The 10K and the 680uF are a low pass filter, "slowing down" and smoothing the signal.

I think your PID on the cam control might be a bit aggressive too, there is a bit of oscillation in a couple of areas. In the VVT settings, change the PID setting to custom and reduce the proportional gain to about 3.0, and the base duty to about 42%, this will likely settle the oscillation down. Although it would work fine with either tooth count since G4X populates the tooth count and tooth offsets tables during the cal process anyway, I thought I would correct this statement so it doesnt confuse others in future. The 1JZ and 2JZ VVTi cam pattern is identical, 3 evenly spaced teeth on both.

You wont need that 10sq050 diode. change the 100ohm pull-up to something like 3-500ohm will do.

And if a log does get split into multiple files due to size, at download time you can just select the multiple files using ctrl or shift click before clicking download and they will be stitched back into a single file when saved.

The MAP sensor is using the wrong calibration in both those maps. It is reading 30Kpa at atmosphere so you have less than 1/3 of the fuel you should have.

The most likely issue I see is the falling edges of trigger 1 & 2 are only about 3-4deg away from clashing. This is well within the amount that the cam will bounce around due to belt stretch and harmonics etc. The rising edge on trig 2 isn't much better so not point changing to rising, you really need to move the cam edge away from the crank edge by about half a tooth. Im not sure if the cam sensor is adjustable on that engine like an evo3 or if it is fixed like an evo 4, if it is fixed you could cut the window a little larger in the chopper disc. Or if you have adjustable cam gears you could retard the cam a few degrees. The other issue is the voltage spikes you have on the trigger signal, its hard to say which is the cause of your trigger error but these do appear to be a bit worse than typical. This would most likely be related to coil wiring, where they are grounded, HT leads, resistor plugs etc. I would fix the potentially chasing edges first then look at the electrical only if that doesnt cure it.

It sounds like a mis-sync issue. Although in that log the RPM drops to zero shortly after the first revolution which would suggest it wasn't happy with the crank signal as well. Do us a few more crank scope captures. The HP tuners cal sounds more normal for a 3Bar MAP. Do either of the built-in bosch 3bar cals give you a MAP similar to BAP with engine off? The 3.0bar @ 4.65V one covers about 95% of bosch 3bar sensors.

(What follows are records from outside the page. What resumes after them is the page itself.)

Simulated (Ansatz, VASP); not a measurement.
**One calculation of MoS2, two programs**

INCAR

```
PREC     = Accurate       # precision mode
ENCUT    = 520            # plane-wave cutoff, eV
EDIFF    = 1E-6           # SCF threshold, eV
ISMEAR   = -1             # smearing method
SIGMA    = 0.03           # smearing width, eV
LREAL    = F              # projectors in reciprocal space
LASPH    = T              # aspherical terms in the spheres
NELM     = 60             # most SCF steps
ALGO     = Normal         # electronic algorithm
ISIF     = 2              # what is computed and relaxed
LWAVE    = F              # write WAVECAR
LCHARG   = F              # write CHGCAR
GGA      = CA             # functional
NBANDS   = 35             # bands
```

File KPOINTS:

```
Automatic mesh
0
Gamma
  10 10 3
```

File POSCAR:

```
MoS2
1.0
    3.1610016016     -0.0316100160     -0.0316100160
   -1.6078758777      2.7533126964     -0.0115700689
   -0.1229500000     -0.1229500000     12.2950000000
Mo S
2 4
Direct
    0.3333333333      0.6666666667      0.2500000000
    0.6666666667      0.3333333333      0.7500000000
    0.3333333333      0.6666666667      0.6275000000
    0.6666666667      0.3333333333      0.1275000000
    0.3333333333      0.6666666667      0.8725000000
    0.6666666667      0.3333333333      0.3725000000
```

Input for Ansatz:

A log of a failed start attempt would be more useful.

If you have removed the TGV's the 4D fuel table should be turned off, this removes significant fuel when cold. You are probably going to need to retune a lot of the cold start stuff after tuning this off. Your map still has the fuel pump function setup for the standard 3 speed subaru controller and there are no other outputs set up for staged pumps? That needs investigating as the subaru controller def wont drive 2 x 450's for long - or if that's been bypassed then the pumps wont be priming because it uses inverted logic and I dont think the relay will be happy when its in 33 or 66% duty mode either. Also, do the pumps have check valves fitted so there is full pressure for the pre-crank prime?

Attach a copy of your tune and the scope log/s.

I think you have a weak power supply. Move your red/black wire to something more substantial. In the log below, CAN AN 9 is the battery voltage at the CAN lambda device, you can see up until about 28sec it was relatively stable, when you plug in the gauge at about 28sec we then get lots of spikes downward, although they only drop to about 12V in the log, in reality it would have been lower than this as this was just the last voltage that was sent out by the CAN lambda before it didnt have enough power to stay alive and shuts down. I think the shut down voltage is more like 7V normally. You can see the orange status trace changes to "OFF" at the same time - that means the ecu is no longer receiving CAN so the lambda has shut off for a short time.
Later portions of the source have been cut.